Wednesday, March 24, 2010

Festival of the Book- First Pages

You should know right away that my note-taking skills are quite inferior to Michelle's. But I'll give you the best review I can of Dancing With the Manuscripts- How to Hook an Editor on the First Page, sponsored by the Moseley Writers. Lucy Russell moderated. Jennifer Riesmeyer Elvgren, Deborah M. Prum, Fran Cannon Slayton, and Andy Straka offered feedback.
Here are the highlights:

  • Fuzzy beginnings are a don't. Beginnings with a vague sense of place fail to grab. There had better be a clear sense of place and time.
  • Don't switch temporal perspective. I don't mean POV or headhopping between various characters (well known mistakes). Jumping between the past and present isn't a good idea in the first page of your work. Relating the past, jumping the present, revisiting the past, and then jumping back to the present is awkward. More than that, however, it fails to anchor your reader in your story.
  • Don't open with tons of description. One story began with detailed description of an object. A paragraph's worth. We went quite a while before we met the character. Again, your job is to anchor the reader in your story and to your characters, not to an object.
  • Don't surprise your reader with unexpected details. A few stories started one way and then dropped in a jarring detail. One story began in a very homey way and then broke out the fairy dust. Another story's description hinted at century's old atmosphere and then showed us a baseball cap. The changes didn't create interest- they caused confusion.
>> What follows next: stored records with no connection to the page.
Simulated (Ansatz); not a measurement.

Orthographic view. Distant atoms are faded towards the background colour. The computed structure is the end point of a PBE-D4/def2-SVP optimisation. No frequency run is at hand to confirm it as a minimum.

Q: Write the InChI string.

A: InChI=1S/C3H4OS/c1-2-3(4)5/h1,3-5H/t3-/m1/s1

There were other issues, but those dealt mainly with the mechanics of writing that you know. I think the comments reminded me most of goslings. You know how just-hatched goslings imprint on the first thing they see? Think of your readers as hatchlings ready to imprint. Your first pages need to imprint them on the right character, the right world, and the right conflict. Use clear language, and pick the right scene so that your goslings can make sense of the world you've dropped them into.



*Sorry about the wonky formatting, folks, I ran out of patience trying to fix it...

7 comments:

TerryLynnJohnson said...

Once again, thanks for taking the time to share this! I'm going next month so hope learn and to pay it forward.

Sarah said...

No problem, Terry! Can't wait to read what you glean from your trip.

Michelle said...

LOVE the gosling analogy. I'm going to try keeping that in mind. Thanks for the first pages synopsis!

Unknown said...

Thanks for this. Just what I need. My beginning are always a bit rubbish!

Sarah said...

You're welcome, Sue. I found the panel so helpful.

Tess said...

I've done two of these four in past/early works. Ah, the blessing of perspective. Of course, at the time, I thought it *brilliant* :D

Clementine said...

This is great stuff! Thank you so much for sharing this. It sounds like quite a weekend.